The future of Starbucks (NASDAQ:SBUX) is in China. The company opened nearly 1,000 new stores in the country over the past year, bringing the total to about 2,500 stores. It's still opening more than one store per day, and expects to open 5,000 stores by 2021.
At the company's investor day in December, CEO Howard Schultz said he expects profits in China to exceed those in the United States eventually.
Starbucks China CEO Belinda Wong expects several factors to contribute to the coffee company's ability to grow revenue and operating income threefold over the next five years: the growing middle class and their increasing demand for coffee, global improvements to Starbucks' core retail business, and digital partnerships with local companies like Tencent (OTC:TCEHY).
A market that will be double the size of America in six years
China's middle-class growth isn't slowing down. Over the last decade, the number of people considered middle class in China grew from 66 million to 300 million, according to reports collected by Wong. By 2022, Starbucks expects China's middle class to double in size again to 600 million. For reference, the entire United States has about 324 million people.
While the growth of China's middle class is important, a bigger driving factor may be that Chinese are still developing a taste for coffee. As such, the demand for Starbucks will grow even faster than the rapidly expanding middle class.
Over the next five years, the demand for specialty coffee in China is expected to grow at a rate of 15% per year, according to Euromonitor. What's more, Starbucks already holds the lead in market share.
More reasons to visit a Starbucks store
One of the biggest organic drivers of store visits is Starbucks' loyalty program, My Starbucks Rewards. Wong says new signups for MSR increased 63% per year from 2013 to 2016. Gold membership increased 53% per year. Importantly, members are "very intentional about their path to gold," and as a result MSR members visit stores more frequently.
Additionally, Starbucks plans to invest in new reasons to visit Starbucks. The company plans to expand its lunch menu in all of its stores globally, introducing things like soup and other food items. It expects lunchtime revenue to double over the next five years.

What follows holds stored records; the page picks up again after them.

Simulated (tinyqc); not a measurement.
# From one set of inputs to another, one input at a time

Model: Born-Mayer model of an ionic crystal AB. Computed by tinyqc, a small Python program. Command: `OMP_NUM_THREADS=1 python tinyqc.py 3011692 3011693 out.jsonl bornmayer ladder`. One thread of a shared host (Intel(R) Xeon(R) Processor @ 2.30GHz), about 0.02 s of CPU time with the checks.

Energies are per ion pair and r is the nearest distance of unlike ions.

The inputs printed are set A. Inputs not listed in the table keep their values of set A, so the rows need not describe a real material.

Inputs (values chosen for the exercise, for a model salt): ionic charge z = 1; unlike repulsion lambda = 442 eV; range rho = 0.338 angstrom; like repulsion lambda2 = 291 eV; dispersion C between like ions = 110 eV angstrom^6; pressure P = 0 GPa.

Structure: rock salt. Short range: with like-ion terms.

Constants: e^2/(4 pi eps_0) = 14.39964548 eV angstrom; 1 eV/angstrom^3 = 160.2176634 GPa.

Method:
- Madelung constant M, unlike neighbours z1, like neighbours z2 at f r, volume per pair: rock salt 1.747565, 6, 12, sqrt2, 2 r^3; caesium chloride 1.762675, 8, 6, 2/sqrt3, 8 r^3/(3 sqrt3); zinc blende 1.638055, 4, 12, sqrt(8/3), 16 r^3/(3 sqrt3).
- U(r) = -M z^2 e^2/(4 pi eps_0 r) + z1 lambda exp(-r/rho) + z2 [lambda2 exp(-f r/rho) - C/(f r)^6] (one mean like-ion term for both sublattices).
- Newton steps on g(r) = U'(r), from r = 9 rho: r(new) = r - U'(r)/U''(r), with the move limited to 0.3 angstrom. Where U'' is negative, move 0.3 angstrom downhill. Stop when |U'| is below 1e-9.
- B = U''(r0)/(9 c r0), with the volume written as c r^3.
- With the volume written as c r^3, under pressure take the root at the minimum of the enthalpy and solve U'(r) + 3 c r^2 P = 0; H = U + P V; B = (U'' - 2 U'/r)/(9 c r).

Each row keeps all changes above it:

Starbucks also has an opportunity to capitalize on Teavana in China, which has a huge tea culture. Incorporating more Teavana products into its stores could bring in customers who aren't particularly fond of coffee, but still want the experience Starbucks offers.
Lastly, Starbucks is expanding its consumer goods business in China. It just released its bottled Frappuccino nationwide. That could give potential customers a taste for Starbucks, inviting them to visit a store.
Partnering with digital leaders
One of the biggest announcements Starbucks made regarding its operations in China is its new digital partnership with WeChat, the messaging app owned by Tencent. WeChat has 864 million monthly active users, and its built-in wallet is often used to pay for goods in stores. Starbucks shoppers can now use WeChat to pay for their food and drink orders in store as well.
Starbucks loses about 5% to 10% of sales in China due to long lines where customers are unable to pay fast enough, according to Shaun Rein, managing director of China Market Research Group. The partnership with WeChat should help speed up the checkout process, driving more sales.
Starting early next year, WeChat users will be able to send each other Starbucks drink certificates or gift cards through the app. The service will operate in the same way as WeChat's digital red envelopes, which allow users to send each other money. It's one of the most popular functions of WeChat in China, and Starbucks will be smart to get the service launched before Chinese New Year, when red envelopes peak. The move provides a social marketing benefit to Starbucks as well, as it aims to attract new customers to its stores.
The overall opportunity for Starbucks in China is huge. The company's efforts to capitalize on the growing demand for specialty coffee from the middle class should fuel growth for many more years. Add in the company's global efforts to expand into other parts of the day, plus its willingness to work with native digital leaders like Tencent, and Starbucks' Chinese operations could surpass the U.S. sooner rather than later.